We appear to be heading towards a period of what most analysts and financial experts have coined, a new era of stagflation; where rising inflation is juxtaposed against stagnating growth. Previous experience shows that retailers are often one of the hardest hit in such times, as consumers typically re-evaluate their non-core expenditures. Essentially what this shows is that households and individuals have less and less discretionary income available to them, with the result being that, when it comes to distributing the monthly pay check, non-essential items get hit the fastest and hardest,
With this in mind then, it may come as no surprise to learn of one area of the retail sector that is currently under the microscope. This is the same area that for so long has been the bastion of wealthy consumerism and global market profiteering - it is of course the high priced coffee culture that is dominated by Starbucks.
Starbucks recently brought back Howard Schultz, the company's founder and chief executive, in a bid to turn around what was a rapidly declining business; due in part to other areas of the retail food and beverage (F&B) sector quickly taking market share through price targeting and availability. News of a slowdown in the company isn't new then, however last Tuesday the actuality of the company's store and fiscal year-end predictions were finally realised.
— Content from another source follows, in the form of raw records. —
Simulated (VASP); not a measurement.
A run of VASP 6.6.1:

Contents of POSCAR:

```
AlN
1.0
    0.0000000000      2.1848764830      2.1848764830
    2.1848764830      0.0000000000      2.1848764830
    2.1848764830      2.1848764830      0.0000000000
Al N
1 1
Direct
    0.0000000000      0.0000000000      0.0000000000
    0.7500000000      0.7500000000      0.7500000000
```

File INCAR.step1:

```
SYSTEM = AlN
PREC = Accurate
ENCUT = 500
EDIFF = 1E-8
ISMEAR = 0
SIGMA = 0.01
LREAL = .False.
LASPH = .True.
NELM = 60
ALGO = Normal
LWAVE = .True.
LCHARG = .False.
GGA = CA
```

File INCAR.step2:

In addition to a previously stated 100-store closure programme, which was meant to be a realignment of company values and prioritising of poorly performing stores, now comes the announcement of 600 store closures, and the loss of 12,000 jobs. The result - a five per cent increase in its share price.
As a retail professional, I am struggling to comprehend how this announcement which brings about the loss of nearly 10 per cent of the company's workforce should do anything other than send shockwaves through the markets. The company has long had a tradition of mass store-width, and in recent years has dramatically overstretched its building programme, so much so that many city blocks in Manhattan, California and Florida had multiple stores.
Nearly 70 per cent of the closures constitute stores that have been open for 18 months or less and as a result this announcement smacks of gross negligence from a company that has clearly been overly keen on store openings and unaware of potential market cannibalisation. Additionally there appears to have been little evidence of a long term market entry strategy or the realisation that the markets were heading south. If there had been, there may not have been such a dramatic realignment of company values or forecasts. Typically secondary market announcements of this type lead to loss of market confidence, as witnessed recently by Marks and Spencer.
However, as the saying goes, one man's loss is another man's gain, and this situation that Starbucks now finds itself in is a useful lesson to all retailers who may be expanding quickly without sufficient forethought, planning or strategy.
The writer is Head of GRMC Retail Services, Dubai.